In December 2022, a bottle of Pappy Van Winkle 23 Year Old Family Reserve sold at auction for $52,500—more than the list price for a base-model Tesla. The long-aged bourbon from the Buffalo Trace Distillery is arguably the most sought-after bottle of American whiskey in production today.
Pappy Van Winkle commands high prices on the post-retail market partly because it’s so rare: About 84,000 bottles are released each year. By comparison, Jim Beam, a much more affordable and accessible brand, ships about 84 million bottles a year. The scarcity of Pappy Van Winkle helps explain the furor over the recent revelation that senior officials at the Oregon Liquor and Cannabis Commision (OLCC) had been diverting bottles for personal use.
The Pappy Van Winkle line of bourbons is divided into age categories, ranging from 10 to 23 years, which the distillery distributes across the country. Whiskey obsessives track the shipments, sometimes lining up for hours at a store thought to have received a delivery.
Oregon is a “control state,” meaning liquor distribution is managed entirely by a government agency. The OLCC acts as a mandatory middleman for all distilled spirits and contracts with private businesses for retail package sales. Oregon, like some other states that control liquor distribution, holds lotteries for rare bottles. The winners get an opportunity to purchase those products at the manufacturer’s suggested retail price, typically a few hundred dollars for Pappy Van Winkle.
Top officials at the OLCC circumvented that system. When they wanted Pappy Van Winkle 23 for themselves or friends in state politics, they would redirect the rare bottles to a store located near the OLCC’s headquarters in Portland. The bottles would be held in reserve for them, hidden from the general public. After work, they’d stop by the store and purchase the bottles at the legally mandated price—a fraction of the post-retail price.
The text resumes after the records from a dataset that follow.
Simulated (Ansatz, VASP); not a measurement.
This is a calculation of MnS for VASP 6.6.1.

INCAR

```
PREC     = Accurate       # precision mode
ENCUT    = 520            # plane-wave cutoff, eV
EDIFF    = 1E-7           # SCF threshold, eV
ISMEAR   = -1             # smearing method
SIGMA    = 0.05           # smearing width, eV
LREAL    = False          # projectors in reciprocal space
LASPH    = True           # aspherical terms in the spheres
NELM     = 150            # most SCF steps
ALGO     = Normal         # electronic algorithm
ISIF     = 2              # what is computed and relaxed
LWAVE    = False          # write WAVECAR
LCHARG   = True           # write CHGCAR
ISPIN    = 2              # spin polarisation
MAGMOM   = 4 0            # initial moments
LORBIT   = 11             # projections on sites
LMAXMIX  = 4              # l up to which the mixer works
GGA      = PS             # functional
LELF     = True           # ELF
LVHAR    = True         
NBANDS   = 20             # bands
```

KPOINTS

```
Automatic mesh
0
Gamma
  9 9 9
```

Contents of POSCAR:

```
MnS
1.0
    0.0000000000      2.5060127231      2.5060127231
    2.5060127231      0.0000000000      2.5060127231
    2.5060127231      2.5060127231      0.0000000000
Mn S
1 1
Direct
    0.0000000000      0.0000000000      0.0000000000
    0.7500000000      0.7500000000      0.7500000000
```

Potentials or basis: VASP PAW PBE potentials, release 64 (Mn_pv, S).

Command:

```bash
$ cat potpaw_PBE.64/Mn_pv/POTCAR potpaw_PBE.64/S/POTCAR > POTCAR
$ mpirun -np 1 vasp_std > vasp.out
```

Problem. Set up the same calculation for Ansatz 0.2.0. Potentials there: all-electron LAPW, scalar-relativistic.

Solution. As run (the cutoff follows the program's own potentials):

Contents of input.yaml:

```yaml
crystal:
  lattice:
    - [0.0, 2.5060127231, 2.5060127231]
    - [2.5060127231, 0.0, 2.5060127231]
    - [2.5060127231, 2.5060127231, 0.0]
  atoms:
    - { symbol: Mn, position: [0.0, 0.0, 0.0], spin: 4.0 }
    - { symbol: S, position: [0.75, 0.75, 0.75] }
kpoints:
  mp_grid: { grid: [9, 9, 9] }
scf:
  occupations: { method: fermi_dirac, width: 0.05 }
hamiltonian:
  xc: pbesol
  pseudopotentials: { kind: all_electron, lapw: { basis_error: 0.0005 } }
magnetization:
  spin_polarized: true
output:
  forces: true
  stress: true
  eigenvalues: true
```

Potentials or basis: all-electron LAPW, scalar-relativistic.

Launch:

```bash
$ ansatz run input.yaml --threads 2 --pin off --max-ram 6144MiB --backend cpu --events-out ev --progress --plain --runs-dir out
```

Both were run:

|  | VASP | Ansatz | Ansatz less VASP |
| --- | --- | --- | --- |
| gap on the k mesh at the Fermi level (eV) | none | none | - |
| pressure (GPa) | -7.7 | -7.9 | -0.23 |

Thanks to Oregon’s opaque liquor allocation system, OLCC officials didn’t have to enter their own lottery, stand in line outside their own state-managed stores, or pay a markup at auction. That system gives OLCC officials extraordinary power over a market in very rare and highly valuable collectibles. At the same December auction mentioned above, for example, four other bottles of 23-year-old Pappy Van Winkle, valued at $3,000 to $4,000 each prior to the auction, sold for more than $40,000 each.
In 2022, according to OLCC data, the entire state of Oregon received just 999 bottles of Pappy Van Winkle whiskey, including just 33 bottles of the 23-year-old bourbon. State officials used the lottery to distribute 150 of those Pappy bottles, including just five of the oldest and rarest issue. The chance of winning the right to purchase a bottle was about one in 4,150.
The vast majority of the remaining bottles were allocated by OLCC officials, who bought some for themselves and some as gifts to state lawmakers. They also diverted less rare but still hard-to-find bourbon brands like Elmer T. Lee.
Defenders of the state’s liquor control system have long argued that it keeps prices low and keeps distribution local, rather than leaving it to the supposed predation of large, out-of-state corporations. But in practice, it is a system of privilege for the powerful.
For nearly a decade, the OLCC was run by Steve Marks (a former top aide to former Gov. John Kitzhaber), who was paid about $222,000 a year. Marks resigned at the request of Oregon’s current governor, Tina Kotek, after news of his agency’s corruption broke in early 2023. But the scandal was not the product of one person; it was the inevitable result of granting state officials enormous power over a private market.
Oregon is one of 17 control states. Another is Virginia, where another bourbon-related scandal unfolded in 2022. An employee of a state-run liquor store illegally funneled information about the state’s distribution plans to the leader of an online whiskey enthusiast group. The information was then sold to bourbon aficionados, giving them an edge over other collectors.
States persist with liquor control schemes partly because they generate revenue for the government. Between 2020 and 2022, Oregon reports, the OLCC “contributed more than $625 million to Oregon programs, counties, and cities,” about half of which went into the state’s general fund. But those systems also cost money, and the people who run them are not necessarily careful in how they spend it.
For years, the OLCC has planned to build a new liquor warehouse. The cost estimate for the project ballooned from $62 million in 2019 to $145 million in 2022—a 133 percent increase. In 2021, the OLCC purchased 33 acres for the warehouse in Canby. It paid more than $40 million for the land, which had recently sold for just $6 million and was appraised at $22 million just before the OLCC bought it.
The purchase terms were so egregious that Oregon’s Public Lands Advisory Committee rejected the deal. It was one of only two such rejections in more than a decade, the committee chair told Jefferson Public Radio. That decision was merely advisory, however, and the OLCC proceeded with the purchase anyway.
The OLCC has pitched the warehouse project as a way to expand liquor options for Oregonians. But it represents a costly expansion of an already objectionable state power.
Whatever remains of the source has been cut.